Over the years, I have had to have some seriously hard discussions with a lot of families. Discussions primarily focused on life and death. Mostly death. Discussions about how it will happen and when it will happen and what it will look like. It is in those discussions that I have had to really listen and meet those people where they are. It is also in those discussions that I have learned most about the perceptions people have, weather those perceptions were actually reality or not.
Often, during those discussions, people will ask me what I would do if it was my family member. And I will tell them. But, just as often, they do not ask. They do not ask and then the family chooses to do the opposite of what I feel they should do.
For a long time, I struggled with why they would make the choice that they did.
I struggled with what I perceived their choice to be.
Then, I realized one day, my ethics are not their ethics.
Just because I see the situation one way and the right choice as one thing, does not mean that they are wrong because they see the situation different and choose do something completely different.
Ethics are moral principles that govern a person's behavior or the way they conduct an activity.
Just because they possess moral principles that are different than mine, does not make mine any more or less valid. It also does not make mine any more or less moral.
My ethics determine my conscience.
Their ethics determine their conscience.
There are some things in life that are grey enough, that there is not necessarily a right or wrong, if it does not negate our conscience.
Because our ethics and morals guide our conscience, it is hard to appreciate that someone could have a different view point than our own or that their view point is not wrong simply because it is different. After all, their view is in opposition with our conscience.

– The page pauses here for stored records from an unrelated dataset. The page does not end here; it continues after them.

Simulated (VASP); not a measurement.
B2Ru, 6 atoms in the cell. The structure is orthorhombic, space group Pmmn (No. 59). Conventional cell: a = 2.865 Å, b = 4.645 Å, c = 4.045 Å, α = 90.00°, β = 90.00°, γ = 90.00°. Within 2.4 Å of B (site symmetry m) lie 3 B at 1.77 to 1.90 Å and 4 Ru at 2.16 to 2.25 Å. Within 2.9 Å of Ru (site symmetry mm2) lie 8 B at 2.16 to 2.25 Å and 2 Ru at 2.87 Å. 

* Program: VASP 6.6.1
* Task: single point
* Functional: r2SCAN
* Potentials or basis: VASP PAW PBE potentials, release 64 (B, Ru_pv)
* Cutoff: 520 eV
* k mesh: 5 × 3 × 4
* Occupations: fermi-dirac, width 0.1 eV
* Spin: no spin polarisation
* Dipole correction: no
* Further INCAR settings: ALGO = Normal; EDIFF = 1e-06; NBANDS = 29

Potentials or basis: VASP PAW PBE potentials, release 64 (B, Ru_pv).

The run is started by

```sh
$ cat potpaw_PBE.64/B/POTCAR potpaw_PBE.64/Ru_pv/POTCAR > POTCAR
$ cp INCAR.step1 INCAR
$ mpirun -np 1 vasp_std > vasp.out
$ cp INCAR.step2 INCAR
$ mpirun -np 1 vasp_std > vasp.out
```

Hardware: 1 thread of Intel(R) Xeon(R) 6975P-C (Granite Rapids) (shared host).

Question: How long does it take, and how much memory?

In the past, when people would make decisions that I disagreed with, I would tend to argue with them and try to persuade them to see my perspective. I would try and get them to see my view point so that they would change their decision to align with my ethics.
But with time, and life experience, I realized that they believed what they believed to be right as much as I did. While I thought their decision was unethical, they often thought my suggestion was unethical as well.
Learning that my ethics are not their ethics has allowed me a great deal of peace and acceptance, has taught me a lot about my own conscience, and has taught me to be much more compassionate.